Most companies these days have a public Internet domain name, such as www.Microsoft.com. When companies begin implementing Active Directory (AD), which requires a DNS name for the domain name, they have to make a decision: use a private domain name (such as Microsoft.pri) for the AD domain, or keep using the public name (Microsoft.com) for both AD and public use.
The benefit of using a private domain name is that your domain is safer from harm. You have two domains, a public one and a private one. The downside is that users might think it's weird. For example, in AD, users can log on using their fully qualified user name; don@braincore.net, for example. That's easy for users because it looks like their email address. However, if you select a private domain name, users will receive email at don@braincore.net, but they'll log on with don@braincore.pri, which is confusing.
So-called split brain DNS offers an elegant solution that combines the benefits of a private domain name with the benefits of a public domain name—with almost none of the downsides of either.
Figure 23.1 shows how split DNS can be configured so that both your internal and public domains use the same domain name, company.com.
Figure 23.1: An example split DNS configuration.
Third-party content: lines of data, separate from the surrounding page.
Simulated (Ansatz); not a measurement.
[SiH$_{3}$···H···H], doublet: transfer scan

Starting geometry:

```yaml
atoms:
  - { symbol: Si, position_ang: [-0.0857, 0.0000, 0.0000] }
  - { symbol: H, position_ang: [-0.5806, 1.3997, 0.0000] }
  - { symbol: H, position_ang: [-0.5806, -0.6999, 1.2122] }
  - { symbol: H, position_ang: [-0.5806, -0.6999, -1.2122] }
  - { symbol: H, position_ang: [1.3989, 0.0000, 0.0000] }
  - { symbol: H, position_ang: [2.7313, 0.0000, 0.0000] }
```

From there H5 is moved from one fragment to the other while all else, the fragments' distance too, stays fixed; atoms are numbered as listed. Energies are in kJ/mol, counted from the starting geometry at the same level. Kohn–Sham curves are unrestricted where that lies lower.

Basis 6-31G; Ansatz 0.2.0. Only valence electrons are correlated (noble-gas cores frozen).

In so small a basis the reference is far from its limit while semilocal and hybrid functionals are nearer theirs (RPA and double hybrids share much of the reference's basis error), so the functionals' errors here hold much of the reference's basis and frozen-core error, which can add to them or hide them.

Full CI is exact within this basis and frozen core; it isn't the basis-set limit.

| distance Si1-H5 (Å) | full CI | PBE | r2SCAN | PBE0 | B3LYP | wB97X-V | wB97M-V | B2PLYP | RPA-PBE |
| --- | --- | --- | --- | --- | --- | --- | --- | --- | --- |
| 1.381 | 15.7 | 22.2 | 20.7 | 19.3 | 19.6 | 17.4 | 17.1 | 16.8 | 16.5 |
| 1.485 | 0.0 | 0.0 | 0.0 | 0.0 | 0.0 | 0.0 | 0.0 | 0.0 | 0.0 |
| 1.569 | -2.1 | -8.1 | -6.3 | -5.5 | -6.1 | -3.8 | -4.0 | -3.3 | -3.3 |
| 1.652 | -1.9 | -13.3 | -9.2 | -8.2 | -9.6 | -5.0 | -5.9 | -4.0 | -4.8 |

In this example, you have two DNS servers: one on your internal network, and one that's accessible to the public (you'd likely have at least two in each location, but that's not relevant to the basic configuration). Both DNS servers believe they're authoritative for your domain, meaning that they are the final source for all records related to the domain.
Your public domain record lists your public DNS server(s), meaning that the top-level domain (TLD) domain name servers will also list your public DNS server(s). When Internet users attempt to look up any host in your domain, such as www.company.com, they'll use your public DNS server. That server is configured with static records, including any Web servers, mail servers, and other publicly accessible servers.
Internally, your client computers are configured to use your internal DNS server. It might have dynamic DNS configured and believe it is authoritative for company.com. It might also be configured to forward requests to your ISP's DNS server so that your client computers can access Internet Web servers. Hence, the trick—because your Web server isn't connected to your internal DNS server, it won't be able to dynamically register its name. Thus, your internal DNS server won't contain a record for, say, www.company.com.
No problem, right? Isn't that what forwarding solves? Wrong. Because your internal DNS server is authoritative for company.com, it will never forward requests for anything involving company.com. "If I don't have it, nobody else will" is your DNS server's motto in this case. So you will need to create static records for all publicly accessible servers in the company.com domain. Doing so will permit internal users to access these external assets.
Split-brain DNS only has a couple of minor drawbacks. Primarily, you'll need to manually keep both DNS servers up to date with your publicly accessible resources. Technically, the public DNS server could use dynamic DNS, but the security implications of doing so aren't worth the convenience.
You can't perform zone transfers between the servers because they're both hosting a primary zone for company.com, and they can only transfer to another secondary zone of the same name. You wouldn't necessarily configure them as forwarders to one another, either; remember, authoritative servers never forward requests for their own domains.
In the previous example, the external resources were hosted on a different network. So what if you host your own Web servers? The picture looks remarkably similar, as Figure 23.2 shows.
Figure 23.3: Split DNS in a single location.
In this example, a DMZ or perimeter network contains the publicly accessible resources, including the Web server and the public DNS server. The internal LAN contains the internal resources. Close physical proximity or network connectivity doesn't matter for split DNS; the two DNS servers never talk to one another, and each is unaware that the other even exists.